Leigh Kelner, adolescent health coordinator in the maternal and child health division of the state health department, says the main reasons for the decline are that fewer teens are having sex, and those who are are practicing better contraception.
Maybe. A lot of teens are still having sex: 51 percent in Indiana, slightly higher than the national average, though Kelner is certainly right about better contraception. Sarah Kliff on the website Vox wrote: “In 2002, an almost-negligible 0.3 percent of teenagers used IUDs. In 2009, the most recent year for which data is available, 4.5 percent of women between 15 and 19 were using the device. This could be great news for preventing teen pregnancy, as IUDs are the most effective contraceptive currently available.”
OK. Now what? Whatever society is doing, let's keep doing it. Alas, despite our hopes, there is not one thing to which we can point. As McMahan says, “It's all speculation, to be honest.” She credits, among other things, education and better access to health care for the decline. “Media has a role, highlighting the reality” of teen pregnancy. She cited the MTV reality show “Teen Mom.”
“Kids see more options in their lives than parenthood,” she said, pointing out all the material available to young people in their schools, on the Internet, and in movies and television.
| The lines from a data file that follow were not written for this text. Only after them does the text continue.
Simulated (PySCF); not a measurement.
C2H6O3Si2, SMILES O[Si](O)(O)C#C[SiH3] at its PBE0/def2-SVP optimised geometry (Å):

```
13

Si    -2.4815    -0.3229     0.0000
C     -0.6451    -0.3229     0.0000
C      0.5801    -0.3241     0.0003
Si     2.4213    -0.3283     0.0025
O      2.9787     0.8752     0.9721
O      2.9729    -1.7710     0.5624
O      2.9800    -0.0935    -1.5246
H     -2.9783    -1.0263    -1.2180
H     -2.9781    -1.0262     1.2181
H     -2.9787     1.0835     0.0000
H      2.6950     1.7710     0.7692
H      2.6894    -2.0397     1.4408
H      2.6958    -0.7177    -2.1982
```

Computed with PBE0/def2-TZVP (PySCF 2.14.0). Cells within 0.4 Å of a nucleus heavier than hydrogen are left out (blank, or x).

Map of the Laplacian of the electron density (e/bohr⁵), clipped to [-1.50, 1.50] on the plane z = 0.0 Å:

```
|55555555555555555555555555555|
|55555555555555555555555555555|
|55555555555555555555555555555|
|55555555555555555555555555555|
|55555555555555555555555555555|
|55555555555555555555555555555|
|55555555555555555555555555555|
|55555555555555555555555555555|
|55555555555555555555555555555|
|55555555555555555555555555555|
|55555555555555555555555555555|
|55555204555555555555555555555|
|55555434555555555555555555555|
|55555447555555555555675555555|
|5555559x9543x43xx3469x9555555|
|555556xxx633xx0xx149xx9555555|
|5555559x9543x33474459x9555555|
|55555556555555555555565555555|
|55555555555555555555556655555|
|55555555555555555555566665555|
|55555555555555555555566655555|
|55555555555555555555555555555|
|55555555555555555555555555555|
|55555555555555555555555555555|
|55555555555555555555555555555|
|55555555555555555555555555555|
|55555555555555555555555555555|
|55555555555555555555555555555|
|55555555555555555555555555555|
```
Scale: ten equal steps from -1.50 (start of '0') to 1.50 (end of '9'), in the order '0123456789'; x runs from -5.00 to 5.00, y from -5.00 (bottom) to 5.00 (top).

Paradoxically, the decline is taking place in a culture that some observers deplore. “Media encourages kids to be sexualized,” McMahan said. Teenagers are “very casual in their view of sex. It's a disconnect to me” between the dominant culture and the dramatic decline in teen pregnancy.
One conclusion may be that for all the complaints about dancing, song lyrics, gyrating performers and portrayals of sex on TV, they just are not the major influence that some critics, almost all older than the generation they're worried about, think they are.
Another conclusion: Let the young people have their fun, their websites, their idols. Adults can show them, in a nonjudgmental way, the facts of life, the consequences of certain behavior and how to prevent babies. The teenagers seem to get it, and that's something that, when it comes to teenage pregnancy, earlier generations didn't.